The following is adapted from Dr. Qayyim Naoki Yamamoto’s lecture Muslim Scholars in Japan: Contemplating Islam in a Non-Muslim Society. It is part three of a three-part lecture series entitled ‘East Asia and Islam: Present, Past, and Future’ at the Centre for Asian and Middle Eastern Studies (CAMES) The transcript has been condensed and edited for flow.
What Can we Learn from the East Asian Islamic tradition?
If we take a look at current Islamic scholarship or area studies, we find serious indifference toward East Asian Islamic tradition. Take for example the book, “Aux Cinq Couleurs de L’Islam” (The Five Colors of Islam) authored by a French Muslim academic, Vincent-Mansour Monteil.
He argues about the diversity of the culture within the Islamic civilization and lists five major so-called Islamic colors or cultural colors of Islamic civilization. The first color is of course Arab and the second one is Perso-India, as Persian was the second strongest Lingua-france throughout Islamic history. The third one is Turkic, which is not limited to the Turkish republic but also covers Central Asia, i.e. Turkic culture. The fourth is Malay-Indonesia and the fifth is Africa. I was surprised that he failed to mention a sixth color such as the Chinese Islamic tradition. If someone were to write similar content today, however, I am sure we would also have to include European Islamic culture, American Islamic culture, or Latin Islamic culture as well because we today we have an even more diverse Islamic civilization.
The problem with this book is that it neglects the Chinese Islamic civilization — as I stated in the first lecture — is one that existed since the late 7th century or even earlier (according to one narration, a Sahaba [Companion] reached the land of China and one of the oldest mosques in the world is in China). Chinese Islamic culture can be considered one of the oldest Islamic cultures in Islamic history, but despite this, many academics who study the Islamic civilization, even Muslims, forget the richness of China’s intellectual, cultural and sociological aspects of their Islamic tradition. The Chinese tradition is really close to my heart because I was born in Japan, and Japan is part of the Sino civilization. If we use its richness, we can create a bridge between Islamic civilization and an East Asian civilization that once flourished and continues to exist.
Additionally, some scholars that discuss Chinese Islam or East Asian Islamic culture often fail to introduce its importance in a universal way. We simply view it as an exotic phenomenon or something we like hearing about because it exposes us to a little bit of culture as a form of enjoyment. I do not think this is an ideal attitude towards cultural diversity because while some Islamic cultures are seen as universal, we see other Islamically-informed cultures as an unimportant phenomenon. In other words, non-Arabic Islamic classics are often marginalized while only local cultural diversity is highlighted.

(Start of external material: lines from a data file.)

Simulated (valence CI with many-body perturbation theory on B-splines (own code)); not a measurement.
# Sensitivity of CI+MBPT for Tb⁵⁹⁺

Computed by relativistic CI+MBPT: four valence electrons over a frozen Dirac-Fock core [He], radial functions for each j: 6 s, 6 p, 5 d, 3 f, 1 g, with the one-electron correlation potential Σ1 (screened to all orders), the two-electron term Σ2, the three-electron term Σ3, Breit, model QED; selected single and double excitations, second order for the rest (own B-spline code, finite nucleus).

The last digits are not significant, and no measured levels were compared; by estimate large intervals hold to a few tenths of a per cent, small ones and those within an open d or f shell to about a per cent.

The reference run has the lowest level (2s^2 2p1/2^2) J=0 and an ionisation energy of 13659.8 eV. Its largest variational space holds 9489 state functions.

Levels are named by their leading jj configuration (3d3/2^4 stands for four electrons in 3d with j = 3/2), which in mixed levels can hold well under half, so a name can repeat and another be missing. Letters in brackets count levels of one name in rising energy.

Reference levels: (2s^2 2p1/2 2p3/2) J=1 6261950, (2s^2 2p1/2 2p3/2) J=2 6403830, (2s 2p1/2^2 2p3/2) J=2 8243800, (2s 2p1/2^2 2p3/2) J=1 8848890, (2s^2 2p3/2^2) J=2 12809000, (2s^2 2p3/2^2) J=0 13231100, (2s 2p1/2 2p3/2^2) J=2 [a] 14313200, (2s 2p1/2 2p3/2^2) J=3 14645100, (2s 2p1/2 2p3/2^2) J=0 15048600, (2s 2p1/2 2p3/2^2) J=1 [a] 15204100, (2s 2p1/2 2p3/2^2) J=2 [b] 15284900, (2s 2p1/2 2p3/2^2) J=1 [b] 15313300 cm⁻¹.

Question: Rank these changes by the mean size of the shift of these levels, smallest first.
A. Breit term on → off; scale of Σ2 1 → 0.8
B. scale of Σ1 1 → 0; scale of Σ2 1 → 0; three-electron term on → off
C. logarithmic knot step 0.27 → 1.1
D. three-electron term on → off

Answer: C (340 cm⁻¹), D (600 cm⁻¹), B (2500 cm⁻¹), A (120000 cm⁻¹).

I believe that every Islamic tradition has a universal message. Put another way, universality shows its true value only after the particularity has been thoroughly pursued. It is only at the end of pursuing the depth of the truth based on individual experiences that we can appreciate the beauty of universality, rather than simply repeating a superficial answer. In this sense, we must trace the individual experiences of every human being who has lived in an Islamic civilization.
Image of Chinese classic Islamic book by Ma Lian-yuan
For example, see the above photo. I took it from a Chinese classic Islamic book, but note that it is written in Arabic. This book was written in Chinese in the 20th century by Ma Lian-yuan. He devoted himself to the revival of Islamic education in the Yunnan Muslim community, which had been damaged by the Great Yunnan Muslim Rebellion (1856-1874). He compiled a number of textbooks, including Arabic and Persian grammars and a book of basic Islamic knowledge for beginning students. In his later years, he traveled from China to northern India, publishing the Arabic translation of Liú Zhì ’s book “Tianfang xingli” (Nature and Principle in Islam) with his commentary.
This shows that the Muslim community understood the value of the works of Muslims belonging to another culture, and the importance of classical Arabic as a lingua franca.
We Muslims in the modern world have better access to the writings of Muslims in other parts of the world than they did. But how many local publishers do we have who translate and publish Islamic books written in Urdu, Indonesian, Persian, Turkish, Chinese, etc., into classical Arabic, English, etc.?
There’s a quote from the famous Muslim orientalist, Wilfred Cantwell Smith, in his book “Islam in Modern History.” He argues that the importance of Southeast Asia has been overlooked not only by Western Orientalists, but “even more striking, by Muslims in other areas.”1
This collective amnesia regarding Islamic civilization is not only limited to Islam in China. Take, for example, the “Kitab Kuning,” Indonesian classic Islamic texts. Indonesian scholars would travel to Mecca or Medina where they would study long-term, then return with this traditional Islamic knowledge and write their books either in Arabic or their local languages. One of the famous “Kitab Kuning” was by Nawawi Al-Bantani. Al-Bantani moved to Makkah and he passed away there. Most of his books were written in Arabic. Today, if you travel to Indonesia and visit traditional madrasas (pesantren), you’ll find that students still use his Arabic books.
Some people explain away the Chinese Islamic tradition as synthesizing Confucianism. Others criticize this phenomenon as a kind of “bid’ah,” meaning that Chinese Islamic scholars incorporate non-Islamic elements into their tradition and make it [un-Islamic]. But I don’t think that is a fair criticism if you know the history of the Islamic instruction tradition.
For example, a good case study is evaluating the works of Ibn Sina or Al-Farabi, Islamic scholars who studied Greek philosophies and logic and tried to articulate Islamic values building on that framework. Why don’t people deem this as an Islamic tradition that “synthesizes” Greek philosophy? What is the difference between this and the Chinese Islamic tradition? In Istanbul, teachers in most theology or philosophy department classes always mention Al-Farabi’s “Al-Madina Al-Fadila” as one of the best examples of the Islamic tradition that incorporates Greek philosophy and tries to articulate their worldview of society. But in most cases, they will never mention the richness of Han Kitab, a collection of Chinese Islamic books.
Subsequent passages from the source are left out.